Source: Authors’ calculations.

Notes: This table displays model specification test results for evaluating the goodness of fit for (a) conditional Fama–French three-factor model, (b) conditional CAPM augmented with HVaRL and HILLIQL, and (c) conditional CAPM augmented with HVaRL and RM³ and scaled by six conditioning variables. The J_T test is the overidentifying restriction test by Hansen (1982) and follows chi-square with degrees of freedom (number of moment conditions−number of parameter estimates). The HJ-distance is the popularly used measure for model evaluation by Hansen and Jagannathan (1997) and the p-values for HJ-distance are obtained by simulation following Jagannathan and Wang (1996). The Sup-LM is the Andrews (1993) parameter stability test and the critical values are obtained from Table 1 (Andrews, 1993). The sample period is from January 1993 to January 2013 which includes 241 monthly observations. * and ** show 1% and 5% level of significance.

Next we investigate which of the individual factors, that is, HVaRL or HILLIQL, provide greater improvement, that is, greater decrease in J_T test and HJ-distance. Iqbal et al. (2010) found that inclusion of RM³ improves performance of the CAPM and the Fama–French model. However, it is not clear which underlying risk characteristics are captured by this RM³. Table 4 shows that as compared to the Fama–French model augmented with the RM³, the HVaRL factor provides improvement in the performance of the unconditional Fama–French model in terms of HJ-distance (with stable parameters). Furthermore, according to J_T test statistic, illiquidity factor (HILLIQL) provides greater improvement in the performance of both conditional and unconditional models as compared to the RM³. Also in most of the cases with conditional models, inclusion of either illiquidity factor (HILLIQL) or value-at-risk factor (HVaRL) provides greater improvement in the performance of the model as compared to the RM³. The results for these variables are not reported in this article but are available on request.

Table 3.

A Comparison among Three-factor Unconditional Models

Model Specification Test	J_T test(p-value)	HJ-distance(p-value)	Sup-LM
(i) RM, SMB and HML	35.257	0.099	31.883*
	0.000	0.000
(ii) RM, HVaRL and HILLIQL	16.541	0.088	13.964
	0.167	0.383
(iii) RM, HVaRL and RM³	20.594	0.113	11.939
	0.057	0.000

Source: Authors’ calculations.

Overall, we observe that the inclusion of the HVaRL and HILLIQL risk factors improves the performance of almost all the conditional and unconditional CAPM and Fama–French models significantly as compared to RM³.

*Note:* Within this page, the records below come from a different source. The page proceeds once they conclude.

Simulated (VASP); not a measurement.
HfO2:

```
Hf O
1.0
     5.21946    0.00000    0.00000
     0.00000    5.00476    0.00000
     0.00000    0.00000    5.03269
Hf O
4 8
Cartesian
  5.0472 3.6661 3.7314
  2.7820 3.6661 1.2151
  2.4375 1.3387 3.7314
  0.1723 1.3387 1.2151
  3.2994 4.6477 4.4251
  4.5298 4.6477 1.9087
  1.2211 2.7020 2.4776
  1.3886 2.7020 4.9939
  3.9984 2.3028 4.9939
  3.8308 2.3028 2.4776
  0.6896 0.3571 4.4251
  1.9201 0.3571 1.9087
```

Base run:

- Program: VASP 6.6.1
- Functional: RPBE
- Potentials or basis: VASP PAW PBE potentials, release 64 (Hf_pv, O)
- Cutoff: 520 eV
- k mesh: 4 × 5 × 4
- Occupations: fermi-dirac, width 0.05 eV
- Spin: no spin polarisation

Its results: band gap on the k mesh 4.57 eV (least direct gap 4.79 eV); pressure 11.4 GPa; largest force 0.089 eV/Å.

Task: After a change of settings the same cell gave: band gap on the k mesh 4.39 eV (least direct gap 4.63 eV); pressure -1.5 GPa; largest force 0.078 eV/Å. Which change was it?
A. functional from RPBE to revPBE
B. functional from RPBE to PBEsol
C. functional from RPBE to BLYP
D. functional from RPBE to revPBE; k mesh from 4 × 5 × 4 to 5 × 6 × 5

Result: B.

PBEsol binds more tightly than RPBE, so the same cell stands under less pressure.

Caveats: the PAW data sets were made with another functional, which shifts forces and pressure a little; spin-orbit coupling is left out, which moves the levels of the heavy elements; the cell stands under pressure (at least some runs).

Figures 1–3 present the graphs of selected models with smaller pricing errors. Full results can be obtained from the authors on request. Pricing error graph is plotted between realised average portfolio returns and the expected returns (% per month) predicted by conditional or unconditional models. We select the graphs on the basis of HJ-distance measure, with stable parameters and small pricing errors. The closer the portfolios returns to the 45⁰ diagonal line, the better the asset pricing model, as the model predicted returns will be closer to the realised returns.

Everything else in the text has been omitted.